I am currently preparing my talk for the annual Lignacite Lecture which I will be giving next month entitled ‘Building on Evolution’. I have taken as my theme the tacit knowledge of historic builders and what we could learn from them. However this has also got me thinking about our tendency to allow nostalgia to blind us to reality.
How often do we hear that it was ‘better in the old days’, that Georgian or some other architectural period was the ‘pinnacle of achievement’, that pop music these days is not as good as the 70s, that the modern world is poor by comparison.
By comparison with what?
All aspects of our culture suffer from the same delusion. People of my generation often lament the decline of popular music. It was so much better in the 70s they say. Well that’s probably because they are judging the past by their own collection of music. They bought a small selection of what was available because it appealed to them, and it probably still does. However, they have long since forgotten all the rubbish that was also played on the radio. This creates a distorted impression of the past. Lets face it there was just as much rubbish recorded in the 70s as there is today, we have just forgotten about it!

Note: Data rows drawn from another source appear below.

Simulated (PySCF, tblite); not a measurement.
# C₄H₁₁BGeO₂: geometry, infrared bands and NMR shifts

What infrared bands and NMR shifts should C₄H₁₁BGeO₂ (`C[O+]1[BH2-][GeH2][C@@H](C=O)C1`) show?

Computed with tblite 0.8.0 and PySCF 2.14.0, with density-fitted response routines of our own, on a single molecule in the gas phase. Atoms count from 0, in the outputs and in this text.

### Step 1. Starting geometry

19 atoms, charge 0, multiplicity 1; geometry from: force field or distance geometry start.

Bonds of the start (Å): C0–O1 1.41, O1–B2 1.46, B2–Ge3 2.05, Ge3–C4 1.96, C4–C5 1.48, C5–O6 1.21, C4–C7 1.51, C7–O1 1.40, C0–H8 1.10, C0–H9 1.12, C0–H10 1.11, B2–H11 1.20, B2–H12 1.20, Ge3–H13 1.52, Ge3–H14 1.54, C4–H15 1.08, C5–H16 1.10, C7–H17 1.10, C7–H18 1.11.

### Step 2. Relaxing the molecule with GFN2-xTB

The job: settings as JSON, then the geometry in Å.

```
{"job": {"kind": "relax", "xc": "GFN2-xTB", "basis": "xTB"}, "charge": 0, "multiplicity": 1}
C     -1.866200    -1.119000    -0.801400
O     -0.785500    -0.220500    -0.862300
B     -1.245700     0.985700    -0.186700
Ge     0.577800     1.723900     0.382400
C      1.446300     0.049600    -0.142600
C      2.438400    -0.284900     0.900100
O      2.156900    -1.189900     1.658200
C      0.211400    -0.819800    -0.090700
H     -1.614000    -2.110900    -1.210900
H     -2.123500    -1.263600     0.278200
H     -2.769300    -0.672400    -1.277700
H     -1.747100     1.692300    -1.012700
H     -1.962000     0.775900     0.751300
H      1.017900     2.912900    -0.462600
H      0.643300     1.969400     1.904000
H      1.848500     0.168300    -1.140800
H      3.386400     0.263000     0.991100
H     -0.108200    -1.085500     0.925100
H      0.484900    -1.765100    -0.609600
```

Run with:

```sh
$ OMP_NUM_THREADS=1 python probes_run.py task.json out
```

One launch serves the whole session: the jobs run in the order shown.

Well, the buildings that we use to judge the past are also the few, finest examples of their genre. Lets face it, the majority of Georgian buildings no longer exist. They were not fit for purpose and have gone, they failed to endure. Many buildings of the Georgian period were cheaply built by speculators, just like today, and sometimes they even fell down.The Georgian buildings that remain are the ones which were well enough built to endure and functional enough to still be useful to future generations.
The same goes for Gothic cathedrals. The ones that we are familiar with are the ones that were well enough built as to not fall down already (although the reformation had a little to do with it too). But even enduring cathedrals show the signs of constant alteration and repair. The history of British cathedrals is replete with collapses and reconstructions; Hereford, Chichester and Lincoln all suffered major collapses amongst many others. However, the Gothic style developed through expression of the structural imperatives of construction and so such buildings can be easily repaired and altered.
So we could reasonably expect that buildings from any period in history varied in quality and only the best still survive. It is wrong therefore to assume that any period was a golden age based on only the surviving evidence. The buildings that survive are either the product of enduring institutions such as the church and government or they are buildings that managed to appeal to successive generations.
This appeal in surviving historic buildings must be tangible. The buildings had to survive long enough on their own merits to become historic and therefore worthy of legislative protection. So we should be able to learn an awful lot about how to make buildings for the future by trying to understand why historic buildings survived, physically, functionally and culturally. After all enduring is synonymous with sustainable.